Re: git-svnimport failed and now git-repack hates me

"Chris Lee" <clee@xxxxxxx> · Thu, 4 Jan 2007 10:54:46 -0800

On 1/4/07, Linus Torvalds <torvalds@xxxxxxxx> wrote:
Well, the good news is, I think we could probably split it up from within
git. It's not fundamentally hard, although it is pretty damn expensive
(and it would require the subproject support to do really well).

I was hoping that'd be possible at some point. I really want to split
the submodules back out into first-class modules - one of my biggest
misgivings about the current KDE repository setup is how everything is
part of one gigantic repository.

So ignore that issue for now. I'd love to see the end result, if only
because it sounds like you have a test-case for git that is four times
bigger than the mozilla archive - even if it's just because of some really
really stupid design decisions from the KDE SVN maintainers ;)

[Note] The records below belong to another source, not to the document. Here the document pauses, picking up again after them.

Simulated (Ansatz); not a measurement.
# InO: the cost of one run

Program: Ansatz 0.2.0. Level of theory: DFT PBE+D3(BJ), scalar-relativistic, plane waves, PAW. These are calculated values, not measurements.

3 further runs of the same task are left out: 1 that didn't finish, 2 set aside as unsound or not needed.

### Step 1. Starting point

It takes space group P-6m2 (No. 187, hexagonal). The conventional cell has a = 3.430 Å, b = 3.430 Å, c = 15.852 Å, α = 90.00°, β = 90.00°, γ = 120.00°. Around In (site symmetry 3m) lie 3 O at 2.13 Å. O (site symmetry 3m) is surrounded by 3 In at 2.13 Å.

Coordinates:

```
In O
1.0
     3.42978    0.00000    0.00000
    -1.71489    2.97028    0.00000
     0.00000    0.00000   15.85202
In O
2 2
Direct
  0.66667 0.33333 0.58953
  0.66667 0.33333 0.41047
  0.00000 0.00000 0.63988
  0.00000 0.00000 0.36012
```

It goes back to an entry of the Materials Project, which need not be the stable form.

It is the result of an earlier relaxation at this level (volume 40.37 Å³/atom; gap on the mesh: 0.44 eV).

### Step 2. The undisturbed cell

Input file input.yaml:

The full on-disk size of the KDE SVN repo is about 37GB, last time I
checked. It may be up to 38 or 39GB now - I last ran rsync against the
svn repo a few weeks ago. I'm only focusing on importing the first
409k revisions at the moment, because that comprises the commits that
originally came from CVS and were imported into SVN. Almost
immediately after the CVS import, coolo made some changes - moving all
of the core KDE modules into /trunk/KDE, and their branches and tags
into /branches/KDE and /tags/KDE respectively. This, I suspect will
end up making things "fun" for the other part of the import, which is
another 200k revisions, give or take.

So, yes, I suspect it's quite a bit larger than Mozilla. I'm doing the
conversion to git as a test so that I can show some numbers to the KDE
guys; I'm not trying to campaign for a transition to git, but I think
it's definitely worth exploring what such a world would look like. But
in order for me to try to make a compelling argument for an eventual
project move to git, the git win32 support would need to be really
good. (In KDE4, we're supporting Windows and OS X as well as X11 as
first-class platforms.)

(But I would actually expect that KDE SVN uses SVN subprojects, so
hopefully it's not _really_ one big repository. Of course, I don't know if
SVN really does subprojects or how well it does them, so that's just a
total guess).

I don't think so, but I'll ask coolo (the KDE SVN administrator).

The real problem with a SVN import is that I think SVN doesn't do merges
right, so you can't import merge history properly (well, you can, if you
decide that "properly" really means "SVN can't merge, so we can't really
show it as merges in git either").

I think both git-svn and git-svnimport can _guess_ about merges, but it's
just a heuristic, afaik. Whether it's a good one, I don't know.

Not too worried about the merges right now - as long as I have a rough
approximation of what the original looked like, I'm pretty happy.

> Yeah. I haven't bothered hacking git-svnimport yet - but it looks like
> having it automatically repack every thousand revisions or so would
> probably be a pretty big win.

That, or making it use the same "fastimport" that the hacked-up CVS
importer was made to use. Either way, somebody who understands SVN
intimately (and probably perl) would need to work on it.

That would not be me, so I can't really help ;)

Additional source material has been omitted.